Article published in Northampton Living
(August 2021)

Grief was never discussed at home. It just played itself out as I watched and learned. I was four when Grandpa Sam died and Grandma Bertha moved in with us. She spent summer days in our backyard, planting and weeding with a passion. Her mind would drift to memories of her little Ukrainian village. How we giggled when she recalled the earthen floors that my great-grandfather covered each spring with a layer of fresh, clean manure that hardened to a crisp, clean shine. After she harvested her rhubarb plants, my siblings and I stood eagerly in her bedroom watching her dish out generous portions of her rhubarb sauce for us.

Every evening, Grandma sat almost completely still, perched on the carpeted floor of the landing at the top of our stairs, eyes cast downward. She’d slowly wring her hands as she mouthed something incomprehensible, perhaps a prayer. She prepared her own simple meals in her tiny bedroom, and nearly always ate by herself. On very special occasions, she’d stand beside the dinner table, plate in hand, nibbling, like a bird, at her food.

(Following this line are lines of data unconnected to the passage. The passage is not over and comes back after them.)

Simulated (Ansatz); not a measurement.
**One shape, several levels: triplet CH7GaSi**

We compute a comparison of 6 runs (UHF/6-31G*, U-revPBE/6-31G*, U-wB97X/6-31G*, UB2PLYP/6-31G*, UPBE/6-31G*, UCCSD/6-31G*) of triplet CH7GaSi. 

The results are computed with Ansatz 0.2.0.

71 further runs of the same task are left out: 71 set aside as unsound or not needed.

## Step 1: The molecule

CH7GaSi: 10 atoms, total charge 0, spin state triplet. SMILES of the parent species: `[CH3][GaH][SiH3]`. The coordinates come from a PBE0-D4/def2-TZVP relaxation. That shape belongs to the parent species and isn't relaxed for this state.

When I went away to college, I saw much less of Grandma. I had no time or patience to sit with her and listen to her stories. Once, as I prepared to return to school after a weekend of Mom’s home cooking, Dad asked if I’d remembered to stop into Grandma’s room. I think he knew I hadn’t seen her all weekend. Maybe he knew I was avoiding her. Go upstairs and see her, he gently said to me, if only to kiss her goodbye. She looked so old and wrinkled. I sat with her impatiently for a couple of minutes, gave her a peck on the cheek and left. She died just about a year after I graduated college.

Following her service, Grandma’s sister told me this story: Your grandma was a teenager when our parents arranged for her to be married. She begged them not to make her marry that man, but they went ahead with the wedding without their daughter’s consent. So she escaped right after the wedding ceremony and took a boat to America. She peddled buttons on the Lower East Side where she met and fell in love with your Grandpa Sam. As conditions in Europe worsened, your Grandma saved enough money to bring me and our seven sisters and brothers to America. She saved our lives. If not for her, we’d all have been murdered in the war.

I watched my grandma make her way back to life on the heels of the holocaust and following her husband’s death, and I learned from her about grief and love, courage and devotion. She didn’t smile much while I was growing up, but I’ll always remember how her eyes glowed as she poured her bittersweet rhubarb sauce into bowls for her grandkids.